The government will fail to meet its child poverty reduction targets by 2020, according to a new report.

Alan Milburn, chairman of the social mobility and child poverty commission, said it was "inconceivable" that the targets would be met.

He also accused the three largest political parties of being "less than frank" on the issue.

The conclusions will be presented in the commission's second annual State of the Nation report.

The report claims the policies promised by the three largest Westminster parties will not succeed in reducing child poverty by half by 2020.

'Unholy mess'

Mr Milburn, a former Labour minister, said the current government had "discredited existing child poverty targets and failed to put in place new ones", creating an "unholy mess".

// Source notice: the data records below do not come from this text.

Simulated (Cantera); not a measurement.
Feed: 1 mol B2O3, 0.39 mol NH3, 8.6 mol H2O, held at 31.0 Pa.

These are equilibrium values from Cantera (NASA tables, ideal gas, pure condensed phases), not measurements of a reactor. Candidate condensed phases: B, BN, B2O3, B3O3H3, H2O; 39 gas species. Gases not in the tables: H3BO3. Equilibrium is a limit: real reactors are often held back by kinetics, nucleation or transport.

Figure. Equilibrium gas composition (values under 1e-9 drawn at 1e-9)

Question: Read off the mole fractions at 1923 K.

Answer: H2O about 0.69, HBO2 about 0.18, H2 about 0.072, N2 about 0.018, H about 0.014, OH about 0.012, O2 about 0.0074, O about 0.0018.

The existing targets were put in place in 2010 by the last Labour government.

He told BBC Breakfast the risk is that young people today "simply do not have the opportunity to progress".

And speaking to BBC Radio 4's Today programme, he also said that what was needed in government was a "more rounded sense of what makes people poor".

He added: "What every political party needs to do is reconcile very good social ends and fiscal and other policies they want to pursue.

"It is no good willing the ends and not willing the means."

The report will include wide-ranging recommendations for a number of government departments to help increase social mobility, such as providing many more apprenticeships and further education colleges. It will also suggest measures to end youth unemployment by 2020.

Mr Milburn said the aim of government policies should be to get people "from welfare to work and then from low-pay to living-pay".

The report will claim that five million people currently earn less than a living wage.

He said that Labour's promise to raise the minimum wage to £8 an hour by 2020 was a "good step forward", but "not as ambitious as one would hope it would be", adding that if the "historic trend" in minimum wage rises had continued since 2008, the rate would be £8.23 an hour by 2020.

And he criticised Chancellor George Osborne for promising to freeze working-age benefits for 2 years, saying this would have a negative impact on the "working poor".